Had Bernie Sanders’ staff reflected America, with people of different ethnicities, cultures, and experiences that reflected America’s reality, while he may not have been individually able to empathize, he could have been advised on how to and why.
Bernie Sanders did better that night in Phoenix after the Netroots Nation 2015 fiasco. He continued to tune his message, his platform in a manner that all, including the aggrieved felt he was hearing them. If one is not heard, then change cannot and will not occur. If one fails to learn the skill of empathy, it is difficult to see through someone else’s eyes.
I am less supportive of the Seattle action by the young ladies that confronted Bernie Sanders. I believe it is important to take an action and then wait for a response. If the response is unsatisfactory then continue the pressure. That said, I am more disappointed with some of the rather prejudice statements by many white liberals and progressives in the crowd. They reflected some of the same sentiment I posted about in that room at Netroots Nation 2015.
The interview on MSNBC about the new unrest in Ferguson while not directly related to Bernie Sanders expresses many of the frustrations that Black Lives Matter are now trying to bring to the forefront.

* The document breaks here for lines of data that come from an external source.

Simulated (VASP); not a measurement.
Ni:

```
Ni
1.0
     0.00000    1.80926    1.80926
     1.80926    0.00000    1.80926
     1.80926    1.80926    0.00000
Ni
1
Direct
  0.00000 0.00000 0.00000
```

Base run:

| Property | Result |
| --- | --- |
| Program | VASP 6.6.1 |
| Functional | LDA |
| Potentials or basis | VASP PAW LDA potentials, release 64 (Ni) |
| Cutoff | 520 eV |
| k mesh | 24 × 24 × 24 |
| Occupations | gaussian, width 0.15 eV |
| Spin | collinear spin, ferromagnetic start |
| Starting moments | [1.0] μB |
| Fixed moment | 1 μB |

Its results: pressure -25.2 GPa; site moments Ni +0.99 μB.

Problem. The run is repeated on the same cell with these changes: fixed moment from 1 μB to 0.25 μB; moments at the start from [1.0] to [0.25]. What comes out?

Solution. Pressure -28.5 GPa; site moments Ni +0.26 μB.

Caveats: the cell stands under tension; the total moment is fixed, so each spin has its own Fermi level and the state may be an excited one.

In effect the grievances of people of color are quelled but never answered. Bernie Sanders marched with MLK. Bernie Sanders was a civil rights activist. A black President was elected. Black people, people of color are still being abused by a criminal justice system and a law enforcement system that see them and treat them as less than. Bernie Sanders has a very open and accessible campaign that is drawing a massive amount of people. Disruptions to highlight a problem that is basically ignored by politicians in that venue is necessary and effective. Bernie Sanders’ appropriate response going forward could change American politics. White Liberals and Progressives should be on board. It is what the moral tenet is supposedly all about.